I have been thinking last week a lot about Jane’s views on burning bridges, or more specifically how you should never burn a bridge with a person or a company. She felt that no matter why you wanted to end a relationship, whether a personal one, a friendship or a working relationship, that you should try and end on a good note. That might sound like a contradiction, ending something that has soured on a good note. Particularly if a line has been crossed or a wrong done by the other party.

However, this view was often accompanied by another of Jane’s favourite sayings, which was that; you should be nice to people on the way up the corporate ladder as you might need their support on the way down.

Of course, she was right, and despite being Buddhist, my autistic thinking style of fixating on the things that went wrong and analyzing them to the nth degree, does not make this easy for me. I had a moment this last week when I could choose to save a friendship or compound the issues, which would probably have burnt the metaphorical bridge. I hesitated briefly, reflecting on my perception of the wrongs done to me, and then chose to move forward positively and save the friendship.

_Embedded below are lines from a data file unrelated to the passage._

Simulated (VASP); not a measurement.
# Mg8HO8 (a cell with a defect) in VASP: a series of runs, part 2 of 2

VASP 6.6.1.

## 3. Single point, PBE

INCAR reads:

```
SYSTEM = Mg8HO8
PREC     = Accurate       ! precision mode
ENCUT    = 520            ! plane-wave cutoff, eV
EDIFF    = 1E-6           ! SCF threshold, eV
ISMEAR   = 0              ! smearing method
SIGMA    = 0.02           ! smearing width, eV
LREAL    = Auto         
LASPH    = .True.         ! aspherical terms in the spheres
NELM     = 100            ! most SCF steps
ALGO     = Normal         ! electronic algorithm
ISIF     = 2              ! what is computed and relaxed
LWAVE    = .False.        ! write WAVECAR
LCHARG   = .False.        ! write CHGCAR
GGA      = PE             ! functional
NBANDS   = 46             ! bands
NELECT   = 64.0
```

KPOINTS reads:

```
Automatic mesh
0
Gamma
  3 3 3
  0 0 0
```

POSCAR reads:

Forgiveness was easier than I thought it would be. The world did not end, my emotions did not spiral out of control. The perceived wrongs really did not matter in the grand scheme of life. Life that is so tenuous, that can end at any moment, in a myriad of ways. The fragility of this thread we call life was reinforced over the weekend, with the death of a friend of a friend. A death that has devastating impacts for so many people across the world.

I was reminded how lucky I am, that in my loss, I was surrounded by aroha, by people who love me and care about and for me, who responded with kindness. And that I could manage frozen bank accounts, six months waiting for probate, six more months waiting for things to be resolved. That I had a lawyer who was not excruciatingly expensive, and Jane left behind a watertight will that did not cause any major issues. That although her death was sudden and unexpected, that we had spend the last year making sure she said goodbye to people and places, even if they were not fully aware of that at the time.

Make sure to tell your loved ones that you love them, to appreciate the people near and far that bring positive things to your life. Their life or yours may go in the blink of an eye, the crashing wave of an ocean, the squeal of a car brake. And then it is too late. The loss does not need to compounded by guilt about things left unsaid or sorrow in regards to harsh words ringing in your mouth and their ears.

I could do nothing for my friend but be there and agree that life is unfair. Their grief and sadness washed through me and dwelled in my heart as I thought of all I lost when Jane died. I sat with my sadness for a while, then moved in gratitude for all I gained whilst Jane was alive and all she brought to my life. I have a choice, to walk forward with gratitude or sit with grief. I choose to do both, to acknowledge the grief and truly feel it when it arises, but then to actively move my mind into that place of gratitude. This may not be possible for you, that’s ok. It is ok to not be ok. Reach out for support if you are not ok, so that others can walk alongside you to make sure you don’t fall too far.